Creates the object of the subclass of the Report class from the parameters so that it can be used in the analysis. Depending on the type of the report, the parameters provided here will be provided in parsing time, while the other necessary parameters (e.g., subset of the data from which the report should be created) will be provided at runtime. For more details, see specific direct subclasses of this class, describing different types of reports.

Parameters:: **kwargs – keyword arguments that will be provided by users in the specification (if immuneML is used as a command line tool) or in the dictionary when calling the method from the code, and which should be used to create the report object
Returns:: the object of the appropriate report class

immuneML.reports.multi_dataset_reports.MultiDatasetReport module¶

class immuneML.reports.multi_dataset_reports.MultiDatasetReport.MultiDatasetReport(instruction_states: List[TrainMLModelState] = None, name: str = None, result_path: Path = None, number_of_processes: int = 1)[source]¶

Bases: Report

Multi dataset reports are special reports that can be specified when running immuneML with the MultiDatasetBenchmarkTool. See Manuscript use case 1: Robustness assessment for an example.

When running the MultiDatasetBenchmarkTool, multi dataset reports can be specified under ‘benchmark_reports’. Example:

my_instruction:
    type: TrainMLModel
    benchmark_reports:
        - my_benchmark_report
    # other parameters...

DOCS_TITLE = 'Multi dataset reports'¶

__init__(instruction_states: List[TrainMLModelState] = None, name: str = None, result_path: Path = None, number_of_processes: int = 1)[source]¶

When using the reports with MultiDatasetBenchmarkTool, the arguments defined below are set at runtime by the instruction.

Concrete classes inheriting MultiDatasetReport may include additional parameters that will be set by the user in the form of input arguments.

name (str): user-defined name of the report used in the HTML overview automatically generated by the platform result_path (Path): location where the report results will be stored instruction_states (list): a list of states for each instruction that was run as a part of the tool, e.g., TrainMLModelState objects number_of_processes (int): how many processes should be created at once to speed up the analysis. For personal machines, 4 or 8 is usually a good choice.

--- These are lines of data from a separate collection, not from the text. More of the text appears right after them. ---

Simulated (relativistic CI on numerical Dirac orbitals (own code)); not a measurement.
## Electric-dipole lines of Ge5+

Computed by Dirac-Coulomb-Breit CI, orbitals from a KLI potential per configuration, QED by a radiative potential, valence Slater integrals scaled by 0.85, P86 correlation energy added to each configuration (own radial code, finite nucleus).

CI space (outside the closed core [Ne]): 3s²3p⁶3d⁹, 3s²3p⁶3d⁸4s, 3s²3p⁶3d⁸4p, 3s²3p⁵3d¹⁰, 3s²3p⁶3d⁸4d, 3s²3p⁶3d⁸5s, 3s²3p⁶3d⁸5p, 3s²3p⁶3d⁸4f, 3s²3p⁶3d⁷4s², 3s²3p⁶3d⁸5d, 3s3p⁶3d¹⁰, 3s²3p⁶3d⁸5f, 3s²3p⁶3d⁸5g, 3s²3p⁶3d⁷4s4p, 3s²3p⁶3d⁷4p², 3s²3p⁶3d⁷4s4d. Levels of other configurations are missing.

immuneML.reports.multi_dataset_reports.PerformanceOverview module¶

class immuneML.reports.multi_dataset_reports.PerformanceOverview.PerformanceOverview(instruction_states: List[TrainMLModelState] = None, name: str = None, result_path: Path = None, number_of_processes: int = 1)[source]¶

Bases: MultiDatasetReport

PerformanceOverview report creates an ROC plot and precision-recall plot for optimal trained models on multiple datasets. The labels on the plots are the names of the datasets, so it might be good to have user-friendly names when defining datasets that are still a combination of letters, numbers and the underscore sign.

This report can be used only with MultiDatasetBenchmarkTool as it will plot ROC and PR curve for trained models across datasets. Also, it requires the task to be immune repertoire classification and cannot be used for receptor or sequence classification. Furthermore, it uses predictions on the test dataset to assess the performance and plot the curves. If the parameter refit_optimal_model is set to True, all data will be used to fit the optimal model, so there will not be a test dataset which can be used to assess performance and the report will not be generated.

If datasets have the same number of examples, the baseline PR curve will be plotted as described in this publication: Saito T, Rehmsmeier M. The Precision-Recall Plot Is More Informative than the ROC Plot When Evaluating Binary Classifiers on Imbalanced Datasets. PLOS ONE. 2015;10(3):e0118432. doi:10.1371/journal.pone.0118432

If the datasets have different number of examples, the baseline PR curve will not be plotted.